The Blue Angels’ C-130T Hercules, affectionately known as Fat Albert, performed its fiery jet-assisted takeoff at countless air shows starting in 1975, but the tradition ended in Pensacola, Fla., when the team closed its 2009 season.
To execute a JATO, Fat Albert used eight solid-fuel rocket bottles, which supplied enough momentum for the aircraft to leave the runway after traveling just 1,500 feet. Climbing at a 45-degree angle, it can reach 1,000 feet in just 15 seconds.
The fuel bottles, which weigh about 150 pounds when full, were designed to thrust C-130s skyward in austere conditions where traditional runways are unavailable, But the Corps hasn’t used JATO in combat since the Vietnam War and it’s unlikely to do so again, as newer KC-130Js have engines built to exert the same thrust as C-130Ts outfitted with rocket bottles.

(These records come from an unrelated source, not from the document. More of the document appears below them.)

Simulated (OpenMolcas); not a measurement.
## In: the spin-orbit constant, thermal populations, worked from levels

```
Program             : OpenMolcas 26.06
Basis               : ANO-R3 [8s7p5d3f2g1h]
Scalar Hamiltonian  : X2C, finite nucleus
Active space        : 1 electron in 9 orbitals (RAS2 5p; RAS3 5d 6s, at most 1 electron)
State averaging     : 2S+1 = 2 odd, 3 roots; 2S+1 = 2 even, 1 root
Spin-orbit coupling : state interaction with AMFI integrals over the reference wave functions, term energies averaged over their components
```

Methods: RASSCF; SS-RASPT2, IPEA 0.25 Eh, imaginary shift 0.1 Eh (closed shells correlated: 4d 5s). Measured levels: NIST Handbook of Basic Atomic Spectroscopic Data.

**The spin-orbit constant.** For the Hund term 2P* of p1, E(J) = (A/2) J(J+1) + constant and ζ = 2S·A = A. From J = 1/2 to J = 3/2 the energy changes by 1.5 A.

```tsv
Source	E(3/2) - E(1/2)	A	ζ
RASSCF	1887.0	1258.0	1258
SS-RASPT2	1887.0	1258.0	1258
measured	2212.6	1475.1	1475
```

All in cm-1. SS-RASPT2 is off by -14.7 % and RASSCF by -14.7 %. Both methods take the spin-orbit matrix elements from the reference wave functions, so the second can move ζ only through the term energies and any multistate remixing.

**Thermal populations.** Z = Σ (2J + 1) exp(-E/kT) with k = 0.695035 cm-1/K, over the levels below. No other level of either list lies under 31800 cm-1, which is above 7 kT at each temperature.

The igniters are threaded into the top of the bottles and are linked via a simple electrical connection to a button on the flight engineer’s panel in the cockpit.
“On takeoff, we release brakes and pick up speed. Near show center, the flight engineer pushes the magic button,” the pilot notes. “The rockets go off with a big pop and a lot of smoke and flames,”. The aircraft takes off at a forty-five degree angle and reaches 1,200 feet in about eleven seconds.
As the bottles are expended, the aircraft noses over, and the crew and the twenty to thirty passengers on each flight—local civic leaders, recruiters, and other VIPs generally—briefly experience negative g. The loadmasters, who are not strapped in, grab something solid like a door frame and take great pleasure in simply floating up.
After a series of turns, the C-130 crew repositions and makes a parade pass at a sixty-degree bank angle in front of the crowd. Another series of turns and Bert comes back for a flat pass at 370 mph at sixty feet off the ground. “We always use miles per hour instead of knots because it sounds faster,” quips Hess.
The flat pass is followed by a minimum-radius turn in front of the crowd. The crew then gains altitude and sets up on the downwind leg for an assault landing. Approaching the runway, the crew pushes the nose over at a twenty-eight degree nose-down attitude, makes a maximum effort landing, and stops in 1,200 feet. The crew concludes the show by putting the engines in full reverse and backing up—to cheers from the show crowd.